Apache Crunch Guide
The Apache Crunch™ project develops and supports Java APIs that simplify the process of creating data pipelines on top of Apache Hadoop. The Crunch APIs are modeled after FlumeJava, which is the library that Google uses for building data pipelines on top of their own implementation of MapReduce.
The Apache Crunch Java library provides a framework for writing, testing, and running MapReduce pipelines. Its goal is to make pipelines that are composed of many user-defined functions simple to write, easy to test, and efficient to run. Running on top of Hadoop MapReduce and Apache Spark, the Apache Crunch library is a simple Java API for tasks like joining and data aggregation that are tedious to implement on plain MapReduce. The APIs are especially useful when processing data that does not fit naturally into relational model, such as time series, serialized object formats like protocol buffers or Avro records, and HBase rows and columns. For Scala users, there is the Scrunch API, which is built on top of the Java APIs and includes a REPL (read-eval-print loop) for creating MapReduce pipelines.
Cloudera supports Crunch on the same operating systems and Java versions as CDH. For more information, see CDH and Cloudera Manager Supported Operating Systems and Java Requirements.
As of CDH 6.0.0, Apache Crunch is no longer available as an RPM, Debian package, parcel, or tarball. To use Crunch with CDH 6, you must configure your Java or Scala project dependencies to include the Crunch libraries. You can do this using your build tools that support Maven or Ivy, or by including the JAR files from the repository in the classpath.

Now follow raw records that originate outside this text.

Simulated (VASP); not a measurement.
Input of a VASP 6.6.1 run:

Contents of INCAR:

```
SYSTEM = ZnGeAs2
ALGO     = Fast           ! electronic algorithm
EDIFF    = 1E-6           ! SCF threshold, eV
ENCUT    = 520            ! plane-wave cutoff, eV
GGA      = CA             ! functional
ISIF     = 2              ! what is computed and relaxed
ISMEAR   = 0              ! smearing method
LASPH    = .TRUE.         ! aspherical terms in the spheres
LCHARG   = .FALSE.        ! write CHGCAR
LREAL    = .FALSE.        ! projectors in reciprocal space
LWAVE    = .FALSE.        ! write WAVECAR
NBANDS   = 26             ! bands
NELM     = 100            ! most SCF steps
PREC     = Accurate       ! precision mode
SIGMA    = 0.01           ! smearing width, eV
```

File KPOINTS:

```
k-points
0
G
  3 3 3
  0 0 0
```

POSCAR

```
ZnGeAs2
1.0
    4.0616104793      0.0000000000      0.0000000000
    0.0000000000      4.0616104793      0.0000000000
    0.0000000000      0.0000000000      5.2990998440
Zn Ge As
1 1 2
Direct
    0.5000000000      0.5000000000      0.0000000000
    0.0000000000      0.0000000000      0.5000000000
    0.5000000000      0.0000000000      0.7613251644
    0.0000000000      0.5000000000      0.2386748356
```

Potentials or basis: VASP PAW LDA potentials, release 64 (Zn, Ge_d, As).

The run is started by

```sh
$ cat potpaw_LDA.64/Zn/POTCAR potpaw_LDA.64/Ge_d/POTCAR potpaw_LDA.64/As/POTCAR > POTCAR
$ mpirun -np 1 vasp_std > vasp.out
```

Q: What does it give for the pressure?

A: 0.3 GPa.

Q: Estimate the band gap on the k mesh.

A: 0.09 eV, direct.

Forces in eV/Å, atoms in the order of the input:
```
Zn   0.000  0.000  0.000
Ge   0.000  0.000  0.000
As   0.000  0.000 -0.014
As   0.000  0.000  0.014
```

Maven Repository URL: https://repository.cloudera.com/artifactory/cloudera-repos/
Adding Crunch Maven Dependencies
The following examples show how to add Apache Crunch dependencies to your projects:
- Using the Cloudera repository in a Maven project:
<repository> <id>cloudera</id> <url>https://repository.cloudera.com/artifactory/cloudera-repos/</url> </repository>
- Specifying the Crunch dependency in a Maven project with MapReduce 2 (YARN):
<dependency> <groupId>org.apache.crunch</groupId> <artifactId>crunch-core</artifactId> <version>0.11.0-cdh6.0.0</version> </dependency> <dependency> <groupId>org.apache.hadoop</groupId> <artifactId>hadoop-client</artifactId> <version>3.0.0-cdh6.0.0</version> <scope>provided</scope> </dependency>
- Specifying the Crunch dependency in a Maven project with Spark 2 (YARN):
<dependency> <groupId>org.apache.crunch</groupId> <artifactId>crunch-core</artifactId> <version>0.11.0-cdh6.0.0</version> </dependency> <dependency> <groupId>org.apache.crunch</groupId> <artifactId>crunch-spark</artifactId> <version>0.11.0-cdh6.0.0</version> </dependency> <dependency> <groupId>org.apache.spark</groupId> <artifactId>spark-core_2.11</artifactId> <version>2.0.0-cdh6.0.0</version> </dependency>
Building Your Project
Because CDH 6 clusters do not contain the Crunch libraries, you must create a so-called fat or uber JAR of your project that also contains Crunch. Make sure that the uber JAR contains only Crunch dependencies, and not any other CDH dependencies.
Alternatively, you can download the Crunch JAR files from the Maven repository and add it to the classpath when you are running the job. Cloudera recommends using the uber JAR method.
The following example demonstrates using the Maven Shade plugin to create a JAR that contains only the Crunch dependencies:
<build> <plugins> <plugin> <groupId>org.apache.maven.plugins</groupId> <artifactId>maven-shade-plugin</artifactId> <version>3.0.0</version> <executions> <execution> <phase>package</phase> <goals> <goal>shade</goal> </goals> <configuration> <artifactSet> <includes> <include>org.apache:crunch:*</include> </includes> </artifactSet> </configuration> </execution> </executions> </plugin> </plugins> </build>